Fidelity European Values offers exceptional promise at a great price by investing in large-cap European companies.
The last few months have been a disappointment for the end-of-the-world crowd. Some Remainers may be dismayed by the stability of sterling and the acceleration of economic growth in the UK to 0.5% in the first quarter. Brexiters are disappointed by the pick-up in European growth to 0.4%, with unemployment at a ten-year low and even Italy out of recession. Meanwhile, the recovery in equity markets this year suggests that investors are losing interest in politics and focusing on corporate factors instead.

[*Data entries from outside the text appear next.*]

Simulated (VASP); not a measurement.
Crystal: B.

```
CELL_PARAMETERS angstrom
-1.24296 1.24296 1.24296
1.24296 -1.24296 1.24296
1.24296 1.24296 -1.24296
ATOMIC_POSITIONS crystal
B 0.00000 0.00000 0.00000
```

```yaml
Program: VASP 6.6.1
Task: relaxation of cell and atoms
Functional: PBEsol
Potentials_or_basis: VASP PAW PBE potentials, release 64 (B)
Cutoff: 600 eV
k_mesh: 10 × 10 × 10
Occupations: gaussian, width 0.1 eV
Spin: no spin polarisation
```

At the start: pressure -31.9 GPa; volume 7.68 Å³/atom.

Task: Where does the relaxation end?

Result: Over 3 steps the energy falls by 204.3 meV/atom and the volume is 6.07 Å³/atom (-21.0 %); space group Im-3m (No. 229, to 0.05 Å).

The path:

However, there is a long way to go. Sam Morse, the manager of the £1bn Fidelity European Values (LSE: FEV) trust since 2010, points to strong residual negative sentiment towards Europe. Fund flows into EU equities are near 15-year lows, and fund-manager surveys show that investment intentions are at six-year lows. Earnings growth in Europe has lagged the US, but valuations are significantly lower. At the end of March, the US market was valued at 17.2 times 2019 forecast earnings, and the eurozone at 13.2. If economic growth and growth in profits is picking up, European markets could at last outperform the US.
FEV, once run by respected fund manager Anthony Bolton, has an enviable record. It launched in 1991 and has returned a compound annual average of 13.8%, compared with 9.1% for the FTSE Europe index, enough to multiply an initial investment 35-fold. The three- and five-year performances, 53% and 68% (respectively 12% and 22% ahead of the index), are among the best in its sector. The dividend yield is 2.8%, yet the shares trade on a discount to net asset value of 9%. The annual outperformance may have decelerated to 2.8%, but these are still exceptional returns at a great price.
Thinking long term
A popular route to outperformance is overinvesting in small- and mid-cap companies, but Morse sticks to the big companies. “Ninety-five percent of the portfolio is of a size to be in the FTSE 100, as larger companies look relatively attractive.” Instead, he follows three principles: a focus on dividend growth, a long-term view, and the management of downside risk.
Fidelity’s research shows significant outperformance by companies that consistently grow their dividends over those that cut or just maintain them. The FEV portfolio “yields between 75% and 95% of the market, but with faster growth”. A long-term view is shown by portfolio turnover barely above 15% per year, which means that stocks are held on average for six years, and 60% of holdings were held five years ago. Protection against downside is demonstrated by a strong tendency to outperform in down months; in 2018, for example, the trust lost only 4.8%, while the market was down 9.5%.
The portfolio includes consumer stocks such as Nestlé, LVMH and L’Oréal, healthcare stocks such as Roche, Sanofi and Novo Nordisk (the world leader in diabetes treatment), and financial stocks such as Deutsche Börse and DNB (the leading Norwegian bank), but not the lame-duck German banks. There are no car companies or retailers, no recovery stocks, and none that look suspiciously cheap.
For most of the trust’s life, European markets outperformed the world, and have only lagged in the last ten years. Morse won’t be drawn as to when outperformance will return, but notes that the dollar is “10%-15% overvalued against the euro” and that “Europe is very out of fashion”. The EU may have its structural problems, but the opportunities for profit will at least continue. Don’t let politics get in the way of a good investment.